Britain and France are to sign a civil nuclear energy deal on Friday, as UK Prime Minister David Cameron meets President Nicolas Sarkozy in Paris. The British government claims the deal will create thousands of jobs.
"As two great civil nuclear nations, we will combine our expertise to strengthen industrial partnership, improve nuclear safety and create jobs at home,” a statement by Cameron said. “The deals signed today will create more than 1,500 jobs in the UK."
French nuclear giant Areva is pioneering development of the modern EPR reactor, but Cameron said that British firms would make "the vast majority of the content of our new nuclear plants".
British engineering firm Rolls-Royce will secure a £400 million (481 million euro) share in the work to build Britain's first EPR at Hinkley Point in southern England and will build a factory in Rotherham in the north.
There will also be a commitment to build other EPR sites in the UK.
France’s EDF will conclude a 100 million pound (120 million euro) agreement with Keir/BAM Nutall for preliminary work at Hinkley Point.
EDF will invest 15 million pounds (18 million euros) in a training campus nearby.
Cameron said that the deal was “just the beginning” and could lead to the creation of 30,000 jobs.
British Energy Secretary Ed Davey, who travelled with Cameron to Paris, said there were plans for nuclear development in five British counties.
Nuclear power provides about 75 per cent of France’s electricity.

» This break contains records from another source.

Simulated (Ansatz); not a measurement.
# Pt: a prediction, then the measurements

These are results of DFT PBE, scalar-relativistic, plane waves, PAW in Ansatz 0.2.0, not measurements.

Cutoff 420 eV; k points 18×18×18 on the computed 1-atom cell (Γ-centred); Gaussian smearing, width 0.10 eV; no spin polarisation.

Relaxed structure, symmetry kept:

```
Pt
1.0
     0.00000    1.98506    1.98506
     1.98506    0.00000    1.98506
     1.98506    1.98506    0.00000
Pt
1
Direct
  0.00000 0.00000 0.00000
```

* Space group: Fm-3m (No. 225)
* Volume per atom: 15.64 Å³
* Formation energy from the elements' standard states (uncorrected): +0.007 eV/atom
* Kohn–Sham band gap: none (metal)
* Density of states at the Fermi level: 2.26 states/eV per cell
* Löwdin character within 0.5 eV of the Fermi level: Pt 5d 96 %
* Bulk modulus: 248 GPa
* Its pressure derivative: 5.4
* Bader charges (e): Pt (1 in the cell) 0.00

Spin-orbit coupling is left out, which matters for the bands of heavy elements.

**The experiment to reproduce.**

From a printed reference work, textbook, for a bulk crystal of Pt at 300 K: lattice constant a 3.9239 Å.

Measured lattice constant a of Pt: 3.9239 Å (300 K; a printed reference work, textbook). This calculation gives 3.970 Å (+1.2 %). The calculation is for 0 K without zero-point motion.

Although France and Britain fell out over how to tackle the economic crisis in Europe last year, they both back nuclear power, in contrast to Germany, which has decided to phase it out in the wake of Japan’s Fukushima nuclear disaster.
Sarkozy, who is standing for reelection, has slammed his Socialist rival François Hollande’s proposal to reduce the country’s reliance on nuclear energy.